4 Replies Latest reply on Apr 18, 2013 6:06 AM by roger512

    Sorting very small array (< 16)  with a single thread

    roger512

      Hi,

       

      I am looking for suggestions to resolve efficiently a sorting problem. I have to sort one  very small array per work item (thread)  (< 16 elements).

       

      Maybe it is possible to save the array in a float16 and do it efficiently only using registers, but what kind of sequencial algorithm would fit in that case ?

       

      Roger

        • Re: Sorting very small array (< 16)  with a single thread
          himanshu.gautam

          Storing the variables in a private array and using "bubble sort" might help.

           

          Just make sure that the FOR loops are unrolled (#pragma unroll)

          And so... Constant indices are used to index the private array.

          If you use a dynamically computed index, then compiler will shift the private array to global memory - resulting in a huge performance dip....

           

          Please let us know if you solved this problem.

            • Re: Sorting very small array (< 16)  with a single thread
              roger512

              Ty for your answer that's what i did to resolve the problem, I went for a shell sort though.

               

              I don't clearly understand what you mean about the difference of performance between private and global. I always though it was about the same latency.

               

              Another question, if i'm running out of registers should i try to manually declare  private the less used variables in order to keep registers for variables often used?

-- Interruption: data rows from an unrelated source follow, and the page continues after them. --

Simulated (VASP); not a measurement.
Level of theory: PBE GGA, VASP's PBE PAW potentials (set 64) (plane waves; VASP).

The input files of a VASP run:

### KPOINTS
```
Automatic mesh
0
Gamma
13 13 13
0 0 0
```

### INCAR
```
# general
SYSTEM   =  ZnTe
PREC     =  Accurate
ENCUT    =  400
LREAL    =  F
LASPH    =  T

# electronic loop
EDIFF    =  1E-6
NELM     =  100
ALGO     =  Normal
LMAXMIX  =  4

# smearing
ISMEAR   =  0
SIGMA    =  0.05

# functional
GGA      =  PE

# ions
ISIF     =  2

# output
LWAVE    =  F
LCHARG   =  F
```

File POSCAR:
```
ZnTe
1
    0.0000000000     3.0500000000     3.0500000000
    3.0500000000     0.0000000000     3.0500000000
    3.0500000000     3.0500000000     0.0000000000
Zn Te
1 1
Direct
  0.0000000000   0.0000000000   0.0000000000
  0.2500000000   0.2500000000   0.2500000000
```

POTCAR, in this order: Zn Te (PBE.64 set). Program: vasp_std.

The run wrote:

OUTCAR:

                • Re: Sorting very small array (< 16)  with a single thread
                  himanshu.gautam

                  Private Array is usually mapped to registers -- ONLY IF the indices your code uses to access the array can be determined at COMPILE TIME

                  Otherwise, the Private Array may actually be stored in a separate section in global memory reserved for that work-item... This can make things very very slow.

                  Say, you are using quicksort -- You need to first take an element and determine which position in the array it should belong to. This can be computed only at run-time and not at compile time. So if you use quicksort for this small private array, you will have huge performance penalties.

                  Hope I have made myself clear. Please let me know if you still have problems with it.